CMBS Liquidations: Record Setting July

By Jason Philyaw
Housing Wire
Housing Wire Site
July saw the highest amount of liquidations ever in commercial mortgage-backed securities with more than $1.5 billion of debt affected, and Moody's Investors Service expects continued escalation in monthly liquidations as delinquent loans catch up to loans in special servicing.

Analysts said the average loss severity for all liquidated loans in CMBS rose to 38% in the third quarter, and nearly 500 loans with an average loss severity of 52.6% were liquidated during the period.

In the ratings agency's third-quarter note on CMBS loss severities, analysts said $6.2 billion of debt has been liquidated this year through Sept. 15, which is more than four times higher than $1.3 billion the same period of 2009.

"For the remainder of 2010, we expect continued increases in the share of CMBS loans that are delinquent and/or in special servicing," Moody's said. "Over the next year, we anticipate delinquencies will rise to between 9% and 11% with loans in special servicing at or around the 20% level. Loan defaults are likely to continue past the point when the commercial real estate market bottoms out."

The majority of disposed loans continue to come from the 2006-2008 vintages, and Moody's analysts expect the cumulative loss-severity rate to rise above 38.4%, as more loans from these vintages liquidate at relatively higher loss severities.

Analysts said loss severities can have a significant impact on expected loss ratings. In late September, Moody's said it is reviewing tens of billions of dollars of CMBS for possible downgrades to account for higher losses from troubled loans.

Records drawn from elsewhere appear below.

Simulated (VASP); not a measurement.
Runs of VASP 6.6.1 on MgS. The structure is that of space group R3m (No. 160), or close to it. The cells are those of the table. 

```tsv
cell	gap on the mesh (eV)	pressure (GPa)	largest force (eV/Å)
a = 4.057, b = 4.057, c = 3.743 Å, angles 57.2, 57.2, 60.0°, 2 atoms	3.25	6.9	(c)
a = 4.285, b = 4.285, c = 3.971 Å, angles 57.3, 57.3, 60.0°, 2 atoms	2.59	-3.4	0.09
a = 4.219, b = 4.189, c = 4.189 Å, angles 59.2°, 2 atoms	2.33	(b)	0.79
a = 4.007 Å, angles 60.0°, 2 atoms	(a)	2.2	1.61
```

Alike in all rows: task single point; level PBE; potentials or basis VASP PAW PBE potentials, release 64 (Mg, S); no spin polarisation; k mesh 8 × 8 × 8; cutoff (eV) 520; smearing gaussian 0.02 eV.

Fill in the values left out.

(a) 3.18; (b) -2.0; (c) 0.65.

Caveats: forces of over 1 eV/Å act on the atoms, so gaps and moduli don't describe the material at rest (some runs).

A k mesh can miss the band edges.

Loans backed by healthcare properties currently have the highest average loss severity at 61%, while office properties have the lowest rate average of 35%, according to Moody's.

"As we move closer to the trough of the real estate cycle, still on a downward valuation slope, loan losses will be greater as loan defaults continue to rise," Moody's said. "After commercial real estate markets bottom out and valuations begin to slope upwards, loan defaults should taper off and for those defaulted loans, smaller severities of loss can be anticipated."